My August column for the South Carolina Press Association:
When signing the Americans with Disability Act in late July 1990, President George H.W. Bush said
that under the law “every man, woman, and child with a disability can
now pass through once-closed doors into a bright new era of equality,
independence, and freedom.”
President Bush’s reference to doors
was likely deliberate, since one of the primary goals of the legislation
was to remove physical barriers that prevented disabled individuals
from gaining access to facilities, including businesses, in their daily
lives. Thus Title III of the Act (42 U.S.C. §12181,
et seq.) bars “places of public accommodation”—basically, any facility
that serves the public—from discriminating against the disabled in the
provision of goods and services, including altering policies, procedures
and, when practical, physical barriers that result in such
discrimination. Other sections of law prohibit discrimination and
require accommodation in employment, government services, public
transportation and telecommunications. Another law in 2010
extended the accessibility requirements to new services such as text
messaging, email, instant messaging, and video communications.
In 1998, Congress amended another law, known as section 508, to require communications, including websites, from federally-funded programs and contracts to be accessible as well.
These
laws allow private individuals to sue private businesses that do not
accommodate those with physical or mental impairments. (The Justice
Department can also bring lawsuits.)
Private litigants cannot receive damages under the federal laws, but
they can get court injunctions requiring facilities to make changes to
accommodate the disabled, and also receive attorney fees. Some states
have their own laws allowing for damages. For some attorneys who have
filed many of these suits, this has become a lucrative business.
Over
the years, lawsuits have been brought under the ADA against businesses
such as restaurants and retail stores for physical conditions that
failed to accommodate the disabled. Other ADA lawsuits have been
brought, for example, over a city’s failure to put in curb cuts at
intersections and against sports stadium operators and architects for
failing to accommodate the handicapped in renovations.
While the
ADA was focused on physical and procedural barriers, since the advent of
the internet there have been cases filed over websites that fail to
include coding and other elements which make them accessible by users
with disabilities.
These lawsuits have had mixed results. In 2002,
for example, a federal court in Florida dismissed a lawsuit over
Southwest Airlines’ website, ruling
that the ADA was limited to physical barriers. But in 2008 the retailer
Target settled a similar case over its website, after a federal court
in California allowed the lawsuit to proceed, ruling that the statute applied to the store’s provision of online services, not only accessibility of its physical stores.
But the number of such lawsuits filed has been growing, from 814 in 2017 to over 2,258 in 2018.

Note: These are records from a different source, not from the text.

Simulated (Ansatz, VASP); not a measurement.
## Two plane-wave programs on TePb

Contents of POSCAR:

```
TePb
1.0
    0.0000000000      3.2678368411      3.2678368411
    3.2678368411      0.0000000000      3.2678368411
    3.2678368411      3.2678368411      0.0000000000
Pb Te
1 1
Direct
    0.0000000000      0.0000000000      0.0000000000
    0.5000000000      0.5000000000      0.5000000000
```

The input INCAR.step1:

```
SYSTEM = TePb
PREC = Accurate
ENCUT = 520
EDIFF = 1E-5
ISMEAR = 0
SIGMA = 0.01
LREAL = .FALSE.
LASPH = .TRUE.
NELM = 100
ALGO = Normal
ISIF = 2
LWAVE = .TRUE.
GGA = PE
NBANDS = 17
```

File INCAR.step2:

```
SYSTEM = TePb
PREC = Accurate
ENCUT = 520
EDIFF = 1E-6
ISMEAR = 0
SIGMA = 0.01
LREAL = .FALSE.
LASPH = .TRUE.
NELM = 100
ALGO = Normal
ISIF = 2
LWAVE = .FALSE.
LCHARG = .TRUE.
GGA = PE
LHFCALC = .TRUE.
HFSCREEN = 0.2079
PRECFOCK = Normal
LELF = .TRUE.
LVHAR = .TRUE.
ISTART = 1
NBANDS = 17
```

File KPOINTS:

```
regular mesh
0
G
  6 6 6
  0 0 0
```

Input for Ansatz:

In the first such case to go to trial, a Florida court held
in 2017 that Winn-Dixie’s website was a place of public accommodation
because it was tightly integrated with the physical stores and violated
the ADA because it was not sufficiently accessible to visibly impaired
customers. An appeal of this ruling was heard by the Eleventh Circuit Court of Appeals in October, and a decision is pending.
The Domino’s pizza chain has asked the U.S. Supreme Court to review a ruling allowing a similar lawsuit over its website. The high court has not yet decided whether the hear the case.
The
federal appeals courts have split on the question of whether the ADA
applies beyond a business’s physical locations, and includes websites.
The Third, Sixth, Ninth, and Eleventh Circuit Courts of Appeals have all
held that lawsuits may be brought over business’s websites only when
the sites reinforce a limitation also imposed at the business’s physical
locations. Thus, if a website is not coded to work with screen readers,
but the company’s physical stores and order processes accommodate blind
customers (for, by example, allowing phone orders), a lawsuit cannot be
sustained in these circuits. The First and Seventh Circuit Courts of
Appeals, and trial courts within the Second Circuit, have held that ADA
lawsuits can be sustained over a website standing alone, regardless of
accommodations by the entity as a whole.
The Fourth Circuit Court of Appeal, which includes South Carolina, has not ruled on this question. But in January it did affirm the dismissal of a lawsuit over accessibility of a credit union’s website when the plaintiff did not meet the criteria for membership in the credit union.
Of
course, the primary services that newspapers and other news
organizations provide do not occur in a specific physical location (and
increasingly, not even in a physical format). But under the rulings that
the ADA applies to websites without relation to any physical locations,
news organizations may be required under the law to meet standards for
access by the disabled.
Just such a lawsuit has apparently been
filed against a chain of Oregon weeklies. And similar suits have been
filed against other web-only services, including singer Beyonce’s website and a Pokemon site.
Such lawsuits have led to calls for reform of the ADA. Last year the House of Representatives passed a bill to require notice and give businesses an opportunity to remedy access issues before a lawsuit could be filed. The bill was blocked in the Senate.
Still, it is a best practice to make your website accessible to the disabled. The National Center on Disability and Journalism has resources on publishing accessible content, and U.S. Department of Justice provides guidelines on website accessibility (aimed at state and local government, but applicable to all websites).
With about 8.1 million people in the United States having some sort of visual disability, and about 19.9 million
having difficulty lifting and grasping objects like a computer mouse,
it is imprudent to ignore these customers in newspapers’ website
designs. Many courts have held it to be the law. And it just may be the
right thing to do.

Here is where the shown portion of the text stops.